Text mining 19th century novels with the Stanford Literature Lab
Yesterday, I attended a group meeting with the Literature Lab at Stanford University’s English Department, where they presented some very cool new results on mining 19th Century British and American novels. The lab, fresh on its feet, is headed by Matt Jockers and Franco Moretti, and consists of about eight graduate students (some shown below) including Cameron Blevins (who runs history-ing), and Kathryn VanAerendonk. In this post, I’m going to describe what they’re doing, and summarize some of their results so far.
The Literature Lab is tracking changes in literary style through 19th Century novels, focusing on how the frequencies of words that share a particular theme change over time. The idea is to see whether there are any themes that have “interesting” behavior over the course of the century — where “interesting” might mean increasing prevalence, decreasing prevalence, or some kind of peak.
They have a novel (if statistically disastrous) way of defining themes. A theme (or, in their words, a “semantic field”) is a group of words that satisfies two requirements
- They all have semantic or functional similarity
- They must behave in the same way over time.
One theme they found started with the seed word “integrity”. They created this theme in two steps. First, using an in-house program called Correlator, they found all the words whose frequencies in novels over time were highly correlated with “integrity”, i.e. increased and decreased in the same way as “integrity” over time. Then they manually removed all the words which they decided to be unrelated to “integrity” (e.g. “bosom”). They named this theme “abstract values”.

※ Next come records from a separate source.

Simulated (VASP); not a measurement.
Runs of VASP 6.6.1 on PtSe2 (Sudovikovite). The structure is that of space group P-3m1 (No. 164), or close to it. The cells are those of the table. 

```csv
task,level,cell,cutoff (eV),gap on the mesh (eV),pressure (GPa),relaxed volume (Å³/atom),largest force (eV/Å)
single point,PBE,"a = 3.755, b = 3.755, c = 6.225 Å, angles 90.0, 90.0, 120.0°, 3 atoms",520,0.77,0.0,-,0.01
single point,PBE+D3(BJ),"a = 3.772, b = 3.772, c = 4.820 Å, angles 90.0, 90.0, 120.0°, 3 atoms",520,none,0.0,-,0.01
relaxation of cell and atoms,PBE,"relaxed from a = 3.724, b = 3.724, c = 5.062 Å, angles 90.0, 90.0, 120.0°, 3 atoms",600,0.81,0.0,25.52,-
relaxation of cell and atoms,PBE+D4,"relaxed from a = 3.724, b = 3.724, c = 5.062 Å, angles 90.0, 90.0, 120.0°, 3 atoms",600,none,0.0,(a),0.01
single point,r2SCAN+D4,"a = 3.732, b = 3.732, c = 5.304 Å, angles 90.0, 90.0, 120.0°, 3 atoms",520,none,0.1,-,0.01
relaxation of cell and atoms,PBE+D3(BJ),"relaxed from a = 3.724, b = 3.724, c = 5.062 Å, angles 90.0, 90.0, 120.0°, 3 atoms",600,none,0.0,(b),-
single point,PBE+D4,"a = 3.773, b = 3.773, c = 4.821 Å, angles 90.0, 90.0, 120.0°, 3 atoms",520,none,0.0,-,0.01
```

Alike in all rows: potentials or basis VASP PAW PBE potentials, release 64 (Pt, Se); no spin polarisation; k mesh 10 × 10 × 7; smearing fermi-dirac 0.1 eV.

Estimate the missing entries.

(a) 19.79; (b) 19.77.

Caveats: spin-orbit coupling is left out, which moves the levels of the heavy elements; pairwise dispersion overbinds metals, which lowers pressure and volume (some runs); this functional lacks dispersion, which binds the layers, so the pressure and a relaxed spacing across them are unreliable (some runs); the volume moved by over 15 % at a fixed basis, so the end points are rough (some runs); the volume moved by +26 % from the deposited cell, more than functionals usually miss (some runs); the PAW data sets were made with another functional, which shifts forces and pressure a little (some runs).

Different seed words create themes with different trends over time, and of course, not all trends are interesting. Nevertheless, the trend of the “abstract values” theme is interesting. The frequency of the “abstract values” theme in British novels decreased from about 0.8% of all words to about 0.2% of all words between 1791 and 1903, and the frequency of the “abstract values” theme in American novels decreased from about 0.6% to about 0.2% between 1789 and 1874.
Interestingly, they found another theme, starting with the seed word “hard”, which has the opposite trend, and contains more concrete words. The “hard” theme in British novels increased in frequency from about 1% to about 3% over the 19th Century, and in American novels increased from about 1% to about 2.5%.
To the literary scholars in the group, these serendipitous results suggest
“a more fundamental shift in the style of narration from abstraction to concreteness, from telling to showing. No longer talking about abstract values but embodying them in actions.”
Nevertheless, the work is still at an early stage. These are initial experiments, not statistically sound enough to demonstrate that these findings reflect actual trends in the data, and not false effects of the trend-reinforcing way in which the words in the themes were chosen.
To avoid this, they need a more complete analysis. I can think of two additions. The first is to use a held-out subset of the novels to mine for themes, and then test for trends in the remaining set. The second is to use a thesaurus or dictionary as a source of related vocabulary, and to see whether the trends remain. A third (potentially embarrassing) experiment is to randomly assign novels to years and see if any “interesting” or “thought-provoking” patterns emerge.
If trends like this are real, they would be fascinating, but they do need to actually exist. This is why digital humanities researchers, like all other scientists, need to talk to statisticians. Right now, they are new to methodology and know just enough probability to be dangerous. Experimental rigor in the form of “held out data” and “cross validation”, “hypothesis testing” is very foreign to them.
Aside from caveats about scientific rigor, I’d like to draw attention to is how text mining was used in combination with data visualization to uncover patterns that would have otherwise been extremely difficult to spot, and to spark off a whole set set of interesting hypotheses.
In the past, I’ve seen humanities scholars treat text mining as a curious novelty, used to confirm something they already know, or to quantify an existing academic intuition, but not entirely to be trusted. But yesterday, I saw text mining used for as more than that: it was a way to provoke investigation, find interesting hypotheses, and ask questions that didn’t even exist before.
Update, May 19th, 2010: The graphs and example themes that accompanied this post have been removed because the Literature Lab informed me that they are for internal use only.